The better behavior with respect to charge-conservation can be observed in the following animations, which show two particles of opposing charge separating and going into the embedded boundary. (Note that a static error in divE remains at the position where the particle was absorbed, with the development branch. The propagating errors in divE are expected: they are due to electromagnetic waves reflecting on the EB.)

• development branch
  

• this PR
  

Input script: inputs.txt
Analysis script: openPMD-visualization.ipynb.txt

(An automated tests using a similar configuration has been added in a separate, follow-up PR: #5562)

Note that, as part of this PR, the above new definition has been adopted for all the finite-difference solvers, except for the ECT solver (which uses a cut-cell representation instead of a stair-case representation).

Implementation

When updating E (and when initializing the field values for E and B with a parser), we used to check somewhat complicated conditions that relied on the MultiFabs edge_lengths and face_areas.
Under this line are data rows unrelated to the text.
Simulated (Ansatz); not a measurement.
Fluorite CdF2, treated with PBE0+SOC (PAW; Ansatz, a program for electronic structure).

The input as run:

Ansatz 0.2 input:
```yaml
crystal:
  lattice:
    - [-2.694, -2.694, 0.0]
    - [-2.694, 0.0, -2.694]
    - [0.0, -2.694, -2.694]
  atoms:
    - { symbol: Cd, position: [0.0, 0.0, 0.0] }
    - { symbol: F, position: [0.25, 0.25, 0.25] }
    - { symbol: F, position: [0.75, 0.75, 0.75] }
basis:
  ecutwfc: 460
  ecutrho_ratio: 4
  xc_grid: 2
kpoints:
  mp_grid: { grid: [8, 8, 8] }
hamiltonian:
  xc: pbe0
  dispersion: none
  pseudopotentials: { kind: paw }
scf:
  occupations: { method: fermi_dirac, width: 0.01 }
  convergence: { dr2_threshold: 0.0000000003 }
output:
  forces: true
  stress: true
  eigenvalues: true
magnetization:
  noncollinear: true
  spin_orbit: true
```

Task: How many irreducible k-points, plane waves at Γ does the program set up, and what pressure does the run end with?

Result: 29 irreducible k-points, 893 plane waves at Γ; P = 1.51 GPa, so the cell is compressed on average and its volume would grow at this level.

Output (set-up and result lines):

This PR now introduces separate arrays (m_eb_update_E and m_eb_update_B, which are iMultiFab instead of MultiFab and thus take up much less memory). These arrays contain flags that keep track of where to udpate the fields (i.e. the black crosses in the above figure). These arrays are initialized in separate function (MarkUpdateECellsECT and MarkUpdateBCellsECT for the ECT sover - which preserve the previous behavior of the embedded boundary for this solver ; MarkUpdateCellsStairCase for the other FDTD solvers - which introduce the above-mentioned new stair-case definition). The code for the field pusher and field initialization uses these arrays (instead of edge_lengths and face_areas). It is thus significantly simpler and avoids duplicating complicated if conditions.

The above changes have not yet been implemented for the hybrid solver. This will instead be done in a separate PR: #5558. Once this is complete, the MultiFab edge_lengths and face_areas will not be needed anymore (except for the ECT solver), and we will thus only allocate them for the ECT solver. This should save a significant amount of memory.

[RemiLehe]

This reintroduces a function that we removed when introducing the MultiFabRegister (#5230).

It could be removed once we introduce an iMultiFabRegister.

[RemiLehe]

This function was renamed to avoid confusion with the other Mark... function.

[RemiLehe]

The if condition here is now more simple, since the logic that determines whether a cell should be updated has been moved to the function that initializes the update_E flag.

[roelof-groenewald]

This looks good to me. I was wondering, though, did you by any chance try running the CI tests using the new m_eb_update_E functionality but before moving the staircase approximation? That should be a really clean way to check that there are no hard to see bugs introduced in this PR, since all the CI tests should then pass with their original checksum values.

[roelof-groenewald]

This change is quite big (more than 2x). Do you understand why this component had such a dramatic change?
I guess the Bz value is small compared to the others so this is probably fine.

[RemiLehe]

Hm, yes, it is somewhat large. My guess is that this is because this PR changes the actual position of the EB for this test.

[roelof-groenewald]

If I'm understanding the logic here correctly, eb_flag is defined on the cell centers and returns false for isRegular() if any part of the cell is touched by the EB. The reason you have to check the cell below the current one when dealing with a nodal MF is because for the same index, nodal MFs are offset by half a cell downward from the cell centered MF. I think it might be worth adding a bit more explanation in the comment to make it easier for future readers to understand why it is only necessary to check the index offset by -1 (but never +1).

[RemiLehe]

Yes, that's correct. I added more comments ; could you check if that's clearer now?

[roelof-groenewald]

This is a slight problem in that there will be an inconsistency in the hybrid solver until the follow-up PR is merged that also updates the field update for the hybrid solver. I guess we should just be sure to have both PRs merge in quick succession.

[RemiLehe]

Sounds good.
I finalized the hybrid PR #5558 and the tests pass on that PR, so it is ready to be merged soon after this one.

[roelof-groenewald]

I'm assuming the plan is to replace these arguments once iMultiFabRegister is introduced?

[RemiLehe]

Yes, I agree.

[roelof-groenewald]

Why is this comment here? Why should an error be raised when EB is activated?

[RemiLehe]

This is because I realized that the code is probably incorrect when using MR with the EM solver (i.e. when we use the cp version of the fields).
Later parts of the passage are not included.